Now That Google Search Result Rankings Include Page Speed, What You Don't Know WILL Hurt You
Recently Google announced that they will rank websites higher that have quicker to load pages. Some may see this as a unilateral decision by the dominant force in the Internet. Let's consider what this policy is aiming to do.
In the developed world, many Internet users are lucky to be connected to the Internet through broadband. This is one reason why we now run our lives through the web. But I'm old enough to remember the days of Netscape browsing on a external modem on lines so slow I could have made a cup of tea will waiting for Yahoo! to appear on my PC.
Today in 10 minutes online we can buy a week's worth of groceries, a new overcoat, PC or even a car. We pay our bills through Internet banking on our phones and we fight wars against gamers in Korea, Sao Paolo and South Africa, speaking with them as if they were next door. So what's Google talking about, why is it even bothered about slow page speed?
In spite of all the progress with broadband there are still websites that take a long time to load. How many times have you had to wait for the payment page to load only to be told to 'start again'? It happens to me and it happens to you. How many times have you killed the video you're watching because it's constantly stop-starting?
What's causing all these delays? Why haven't the webmasters learned from 14 years of commercial experience how to give a customer a great looking page and a fulfilling experience? There are many reasons:
- Rich web experiences use beautiful and heavy-weight graphics
- Video consumes broadband much like an SUV drinks fuel
- Websites run many specialised software systems to give you and I a good experience:
- Content management -- to deliver text and images
- Analytics -- tools used to keep track of the website and make decisions on how to continually improve the website
- Shopping platforms - to make sure you can browse and buy in safety
- Online ad serving -- hey websites have to make money to give us great web sites
To make Web sites wonderful creations, they use not just one but sometimes several of these systems. Each of these systems is usually run with 'tags' that are small pieces of code placed on web pages.
The problem is that web pages become overrun with as many as 50 tags on their pages. Each tag can slow a web page by a fraction of a second, and this adds up. Because our core business is a tag management system, we conducted a research study that revealed that some websites were slowing down because of tags on their pages; as few as four tags could cause a 1 second delay.
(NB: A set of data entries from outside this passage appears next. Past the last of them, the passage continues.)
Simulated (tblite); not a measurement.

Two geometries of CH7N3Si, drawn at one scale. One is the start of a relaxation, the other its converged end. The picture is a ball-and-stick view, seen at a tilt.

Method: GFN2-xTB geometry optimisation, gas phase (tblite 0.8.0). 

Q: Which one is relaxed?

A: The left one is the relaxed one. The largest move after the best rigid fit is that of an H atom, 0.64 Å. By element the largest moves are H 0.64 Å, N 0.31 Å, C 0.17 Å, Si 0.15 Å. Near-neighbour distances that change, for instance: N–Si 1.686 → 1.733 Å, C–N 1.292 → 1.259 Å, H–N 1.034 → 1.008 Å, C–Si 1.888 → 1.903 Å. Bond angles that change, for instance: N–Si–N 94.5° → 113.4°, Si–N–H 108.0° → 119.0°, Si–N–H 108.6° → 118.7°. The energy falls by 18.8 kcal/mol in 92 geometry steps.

1 or 2 seconds, that's nothing right? Wrong. The study also found that a single second delay could result in 10% of a website's customers leaving the site. After 10 seconds most customers have given up and gone somewhere else. No website owner wants customers leaving their pages feeling frustrated and annoyed.
Google for a long time gave first to prioritise websites that were more popular. The assumption being that we all vote with our mouses and will abandon bad sites in favor of the best. So Google's latest announcement comes from the same desire, to keep you and me having the best of the web.
The message is clear for website owners, make great websites but don't forget to think about your consumer. Keep the balance of rich experience to speed in the forefront of your mind.